BIRD Testing With Ansible?

Alexander Zubkov green at qrator.net
Wed Jun 1 13:13:17 CEST 2022


Hi,

>From my point of view it is somewhat orthogonal things. For me Ansible
is more like a deploy tool, not testing. And probably for creating a
testing setup with Ansible you need some additional tools to support
creating of the environment.

> (1) Are you using Ansible with BIRD?

We use ansible with bird, but there is nothing bird-specific in it. We
just generate configs from templates and deploy them with Ansible.

> (2) Do you have some testing setup implemented with Ansible?

For testing with Ansible, I think I would need to create a test
envorinment by some means and Ansbile would only be used to deploy the
configs to it. So no, we do not have testing implemented with Ansible.

> (3) Would you run the upstream functionality tests if they used Ansible?

I do not actually understant what is it about. :)

> (4) If encountering a bug, would you consider creating an Ansible
scenario to replicate that behavior?
> (5) If contributing, would it be OK for you to create also an
appropriate functionality test in Ansible, or rather in our current tooling?

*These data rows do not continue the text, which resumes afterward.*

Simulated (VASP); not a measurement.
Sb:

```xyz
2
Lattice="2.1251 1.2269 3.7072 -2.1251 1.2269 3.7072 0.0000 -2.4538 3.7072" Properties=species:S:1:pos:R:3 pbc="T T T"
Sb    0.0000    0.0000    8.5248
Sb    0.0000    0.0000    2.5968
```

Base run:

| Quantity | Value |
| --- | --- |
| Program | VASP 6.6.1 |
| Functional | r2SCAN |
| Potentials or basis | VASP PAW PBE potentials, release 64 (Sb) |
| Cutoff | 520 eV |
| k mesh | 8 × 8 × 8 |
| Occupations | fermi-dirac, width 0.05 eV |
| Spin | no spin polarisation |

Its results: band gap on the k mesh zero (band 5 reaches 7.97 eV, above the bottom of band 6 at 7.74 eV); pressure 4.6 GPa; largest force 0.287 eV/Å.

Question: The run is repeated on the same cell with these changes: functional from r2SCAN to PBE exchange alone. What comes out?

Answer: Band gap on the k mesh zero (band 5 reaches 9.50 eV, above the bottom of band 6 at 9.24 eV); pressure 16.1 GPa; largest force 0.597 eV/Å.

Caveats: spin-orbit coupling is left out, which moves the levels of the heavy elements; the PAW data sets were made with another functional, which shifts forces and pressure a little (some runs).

I think if there are examples of other similar test nearby, there is
not much difference.

On Wed, Jun 1, 2022 at 11:44 AM Maria Matejka <maria.matejka at nic.cz> wrote:
>
> TL;DR: Should we test BIRD with Ansible?
>
> Hello!
>
> Dear fellow users and anybody else reading this message, please take a
> deep breath and read the story of testing BIRD before you shout NO, YES,
> DEFINITELY MAYBE or whatever else.
>
> Long time ago, when Linux implemented Network Namespaces feature, even
> before anybody knew anything about "ip netns", Santiago created a simple
> but quite powerful tool called "netlab" to test BIRD on one machine,
> using this exact feature. It has grown to quite a decent set of
> automatic functionality tests which you can see in the bird-tools
> repository[1] in the "netlab" directory.
>
> After some time, when I got to BIRD development, we wanted to test also
> BIRD on different platforms. We went to virtualization, setup a decent
> testing setup with QEMU-KVM and OpenVSwitch and then I tried to run
> there a simple MPLS setup when the OpenVSwitch suddenly crashed on
> SegFault. I solved it by using just plain old bridges and veth's.
>
> When I met some friends several days later, one of them being a Linux
> kernel developer working also on OpenVSwitch, I mentioned these
> problems, thinking that he may give me a pointer how to solve it.
> Instead, he interrupted me, saying "hey, shut up, this is an embargoed
> bug". I had missed that this segfault may be a security problem leading
> at least to DoS.
>
> This was happening when the OpenStack and LibVirt and others were still
> in an early phase of development and we couldn't find any suitable
> solution for us so we just developed something for ourselves.
>
> Anyway, now it is 2022 and when I reach out to almost any user of BIRD,
> I hear about Ansible. I'm thinking whether it is a good idea to leave
> our old tooling in a museum and to migrate to Ansible.
>
> Facts:
> * Our team is familiar with the current tooling, not Ansible.
> * It's probably easier to learn how to use our tooling than Ansible,
> provided you have seen neither of them before.
> * Some of the users are already using BIRD with Ansible.
> * We don't know much about pros and cons of Ansible.
>
> Proposal:
> We would retire our old testing setups and instead of that we would
> upstream a bunch of functionality tests implemented in Ansible.
>
> I have some questions for you:
>
> (1) Are you using Ansible with BIRD?
> (2) Do you have some testing setup implemented with Ansible?
> (3) Would you run the upstream functionality tests if they used Ansible?
> (4) If encountering a bug, would you consider creating an Ansible
> scenario to replicate that behavior?
> (5) If contributing, would it be OK for you to create also an
> appropriate functionality test in Ansible, or rather in our current tooling?
>
> Thank you all for your answers and discussion, please don't throw chairs
> nor eggs nor tomatoes on each other.